Rethinking JEPA: Compute‑Efficient Video Self-Supervised Learning with Frozen Teachers

ICLR 2026 Conference SubmissionAnonymous Authors
SALTvideoSSLvideo_representation_learningmasked_video_modelingMAEJEPAlatent_space_ prediction
Abstract:

Video Joint Embedding Predictive Architectures (V‑JEPA) learn generalizable off-the-shelf video representations by predicting masked regions in latent space with an exponential moving average (EMA)‑updated teacher. While EMA prevents representation collapse, it complicates scalable model selection and couples teacher and student architectures. We revisit masked‑latent prediction and show that a frozen teacher suffices. Concretely, we (i) train a target encoder with a simple pixel‑reconstruction objective under V‑JEPA masking, then (ii) freeze it and train a student to predict the teacher’s latents on masked regions. This leads to a two‑stage, unregularized scheme, that we refer to as SALT (Static-teacher Asymmetric Latent Training). SALT decouples optimization into pixel reconstruction (teacher) and masked latent prediction (student), increasing transparency, efficiency, and scalability while preserving the ability of representations to generalize under frozen evaluation. Empirically, our student models outperform recently proposed V-JEPA 2 encoders under frozen backbone evaluation across diverse benchmarks. They are also more compute‑optimal: at matched pretraining FLOPs, our method achieves higher probing accuracy, and its scaling curves dominate V‑JEPA’s accuracy–FLOPs Pareto frontier. Finally, we find that student quality is remarkably robust to teacher quality: high-performing students emerge even with small, sub-optimal teachers. This points to a compute budget allocation that should overwhelmingly favor the student. These results position SALT as a simple, scalable, and compute‑efficient alternative to EMA‑based self‑distillation for video representation learning.

Disclaimer
This report is AI-GENERATED using Large Language Models and WisPaper (A scholar search engine). It analyzes academic papers' tasks and contributions against retrieved prior work. While this system identifies POTENTIAL overlaps and novel directions, ITS COVERAGE IS NOT EXHAUSTIVE AND JUDGMENTS ARE APPROXIMATE. These results are intended to assist human reviewers and SHOULD NOT be relied upon as a definitive verdict on novelty.
NOTE that some papers exist in multiple, slightly different versions (e.g., with different titles or URLs). The system may retrieve several versions of the same underlying work. The current automated pipeline does not reliably align or distinguish these cases, so human reviewers will need to disambiguate them manually.
If you have any questions, please contact: mingzhang23@m.fudan.edu.cn

Overview

Overall Novelty Assessment

The paper proposes SALT, a two-stage framework that decouples pixel reconstruction (frozen teacher) from masked latent prediction (student) for video self-supervised learning. It resides in the 'Masked Latent Prediction with Static Teachers' leaf, which contains only two papers total. This is a sparse research direction within the broader taxonomy of 16 papers across multiple branches, suggesting the specific combination of frozen teachers and masked latent prediction remains relatively underexplored compared to momentum-based or cross-modal approaches.

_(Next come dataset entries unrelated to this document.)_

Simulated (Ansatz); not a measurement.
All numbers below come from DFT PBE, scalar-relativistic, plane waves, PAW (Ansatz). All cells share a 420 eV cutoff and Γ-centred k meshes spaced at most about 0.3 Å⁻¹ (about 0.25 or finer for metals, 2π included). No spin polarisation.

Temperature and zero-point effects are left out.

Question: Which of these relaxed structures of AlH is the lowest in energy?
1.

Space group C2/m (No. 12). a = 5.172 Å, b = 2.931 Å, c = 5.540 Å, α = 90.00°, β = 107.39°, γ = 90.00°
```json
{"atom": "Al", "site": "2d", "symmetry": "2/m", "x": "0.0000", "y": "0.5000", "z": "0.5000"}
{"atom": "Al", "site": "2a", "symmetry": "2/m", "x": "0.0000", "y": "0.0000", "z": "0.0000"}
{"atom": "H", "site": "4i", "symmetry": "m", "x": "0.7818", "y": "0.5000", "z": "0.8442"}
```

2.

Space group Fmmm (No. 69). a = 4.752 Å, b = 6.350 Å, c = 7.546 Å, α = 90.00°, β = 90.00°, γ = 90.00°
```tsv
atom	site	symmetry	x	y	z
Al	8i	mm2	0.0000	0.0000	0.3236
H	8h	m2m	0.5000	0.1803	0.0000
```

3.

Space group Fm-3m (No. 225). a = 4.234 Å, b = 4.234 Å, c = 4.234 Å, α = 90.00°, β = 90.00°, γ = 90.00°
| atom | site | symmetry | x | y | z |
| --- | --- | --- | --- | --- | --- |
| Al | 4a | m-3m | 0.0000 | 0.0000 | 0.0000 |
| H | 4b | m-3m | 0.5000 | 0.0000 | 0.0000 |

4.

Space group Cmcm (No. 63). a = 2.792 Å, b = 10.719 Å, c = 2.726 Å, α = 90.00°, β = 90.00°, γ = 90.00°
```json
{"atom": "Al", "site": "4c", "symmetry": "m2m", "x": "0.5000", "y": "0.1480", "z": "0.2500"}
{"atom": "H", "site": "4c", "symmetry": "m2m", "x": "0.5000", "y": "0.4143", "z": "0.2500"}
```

The taxonomy reveals neighboring work in 'Image Foundation Model Adaptation for Video' (3 papers) and 'Hybrid Reconstruction and Distillation Objectives' (2 papers), both exploring frozen or semi-frozen teacher paradigms but with different architectural focuses. The sibling paper in the same leaf likely shares the static teacher premise but may differ in masking strategy or training objectives. Meanwhile, the 'Teacher-Student Frameworks with Dynamic or Momentum Updates' branch (2 papers) represents the contrasting paradigm SALT explicitly moves away from, highlighting the field's ongoing debate between static versus adaptive teacher mechanisms.

Among 21 candidates examined, the SALT framework contribution shows 1 refutable candidate out of 8 examined, suggesting some prior exploration of static-teacher masked prediction exists but is limited in scope. The compute-efficiency claim examined 3 candidates with none refuting, indicating this angle may be less contested. The weak-teacher strong-student phenomenon examined 10 candidates with 3 refutable, pointing to more substantial prior work on teacher-student capacity mismatches, though the specific frozen-teacher context may differentiate this work from general distillation literature.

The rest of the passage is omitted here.